The XTT^2 Knowledge Representation

The XTT^2 Knowledge Representation

Author: Grzegorz J. Nalepa

Version: Draft 2008Q3

XTT stands for eXtended Tabular Trees. The current version proposal XTT^2 is simply referred as XTT in this document. It is aimed to be as the final version for the official HeKatE project (grant).

Please put bigger remarks/discussusion, to the XTT2 development page

Introduction

XTT is a knowledge representation and design formalism for rules. It serves both as a logical and algebraic specification of rules offering a concise, transparent, and efficient with respect to density factor visual knowledge representation form.

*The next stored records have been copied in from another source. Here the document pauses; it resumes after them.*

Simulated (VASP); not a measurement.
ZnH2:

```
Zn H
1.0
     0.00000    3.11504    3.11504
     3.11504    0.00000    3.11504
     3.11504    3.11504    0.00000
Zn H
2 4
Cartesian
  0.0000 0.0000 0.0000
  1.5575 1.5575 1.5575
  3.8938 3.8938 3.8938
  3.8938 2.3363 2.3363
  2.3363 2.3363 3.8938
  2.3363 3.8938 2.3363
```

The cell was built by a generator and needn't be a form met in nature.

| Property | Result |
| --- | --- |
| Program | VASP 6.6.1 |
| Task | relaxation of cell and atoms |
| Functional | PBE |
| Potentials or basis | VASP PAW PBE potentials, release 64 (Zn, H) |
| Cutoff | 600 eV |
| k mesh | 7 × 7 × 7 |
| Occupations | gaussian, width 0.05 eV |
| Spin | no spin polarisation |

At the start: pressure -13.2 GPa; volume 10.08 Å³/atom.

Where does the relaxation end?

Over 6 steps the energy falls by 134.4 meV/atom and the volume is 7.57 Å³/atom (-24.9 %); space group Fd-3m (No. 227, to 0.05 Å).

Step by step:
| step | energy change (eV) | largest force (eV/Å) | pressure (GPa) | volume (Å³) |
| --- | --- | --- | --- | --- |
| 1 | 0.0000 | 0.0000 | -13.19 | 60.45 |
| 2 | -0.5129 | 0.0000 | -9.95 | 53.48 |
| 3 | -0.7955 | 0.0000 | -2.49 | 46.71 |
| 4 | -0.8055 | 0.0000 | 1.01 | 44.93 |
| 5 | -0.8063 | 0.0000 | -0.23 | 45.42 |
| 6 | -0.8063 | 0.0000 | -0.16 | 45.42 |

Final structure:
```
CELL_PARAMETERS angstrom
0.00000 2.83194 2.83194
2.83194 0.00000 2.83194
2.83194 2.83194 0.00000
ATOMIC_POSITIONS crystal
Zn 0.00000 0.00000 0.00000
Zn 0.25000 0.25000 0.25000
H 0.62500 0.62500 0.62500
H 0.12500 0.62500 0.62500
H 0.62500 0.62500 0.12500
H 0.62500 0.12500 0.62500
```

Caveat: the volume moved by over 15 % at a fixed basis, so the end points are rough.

In contrast to traditional rulebases design approaches allowing for a flat (single-level) set of rules (e.g. using the Rete-based inference engines) XTT introduces an explicit structure in the rulebase, by introducing:

tables, used to represent groups of rules working in the same context (having similar structure of preconditions),
intertable links, used to provide explicit specification of inference control, namely switching between tables, that allow for decision-tree like structure.

Each table is composed of:

its scheme or structure definition (provided within the first row of a table), and
the rules defined by the operators and values specified in the consecutive rows.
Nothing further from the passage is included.